Hodgson said the convergence also means new models for making, marketing and licencing music.
Some gaming studios have their own in-house composers or commission compositions. Others borrow existing music and give it new life and new audience. For example, a remix of Take me Home, Country Roads from Fallout 76 has topped 21 million YouTube views, and has generated such buzz that the original John Denver track from 1971 bills itself now “As featured on Fallout 76.”)
But while music may be embedded into the gaming experience, it is also just one part of the whole. Most players don’t know whose music they’re listening to while gaming. That adds to the challenge faced by composers, musicians and music-industry officials trying to make sure their music is part of a sustainable business model.
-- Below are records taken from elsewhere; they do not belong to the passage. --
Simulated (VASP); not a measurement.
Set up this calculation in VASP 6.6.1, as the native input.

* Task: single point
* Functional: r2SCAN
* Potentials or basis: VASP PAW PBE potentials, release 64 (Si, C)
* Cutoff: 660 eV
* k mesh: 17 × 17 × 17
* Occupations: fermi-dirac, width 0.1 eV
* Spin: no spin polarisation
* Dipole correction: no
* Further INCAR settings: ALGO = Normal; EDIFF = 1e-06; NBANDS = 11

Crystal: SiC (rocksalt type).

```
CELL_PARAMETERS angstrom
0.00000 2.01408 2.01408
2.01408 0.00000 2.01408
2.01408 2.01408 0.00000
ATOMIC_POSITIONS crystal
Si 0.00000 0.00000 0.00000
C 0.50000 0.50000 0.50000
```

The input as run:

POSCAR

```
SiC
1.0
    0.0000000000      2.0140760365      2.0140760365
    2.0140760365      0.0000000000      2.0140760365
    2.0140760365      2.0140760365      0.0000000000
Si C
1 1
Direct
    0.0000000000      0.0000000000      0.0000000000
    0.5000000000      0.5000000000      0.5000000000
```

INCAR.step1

The hundreds of millions of listeners seeking out music on platforms such as Spotify, YouTube or embedded within games are not necessarily the same ones whose numbers are reflected in traditional music-sales charts, Hodgson said.
This region is well-positioned to be leaders in the evolving industry, he noted. London is home to several internationally renowned gaming companies, as well as Western Music and Fanshawe College’s game design and development and music industry arts programs.
“London punches above its weight in music and everyone know that, especially in production and teaching.”
Sponsored by the JUNO Host Committee and the London Economic Development Corporation, the conference features a who’s-who of the gaming industry and music, including Turcotte; Matthew Shelvock of Bitbird/Heroic; Kim Temple of Six Shooter Records; Karen Chalmers of Big Blue Bubble; George Spanos of Digital Extremes; Josh Richardson of Tiny Titan; and Mack Enns, a Western PhD candidate in gaming and music.
Tickets for Music + Video Game Collision are available online for $20 (student) and $35 (general).
The JUNOs are Canada’s showcase of music excellence and include dozens of events taking place in London from March 11-17. They culminate in a televised awards ceremony Sunday, March 17.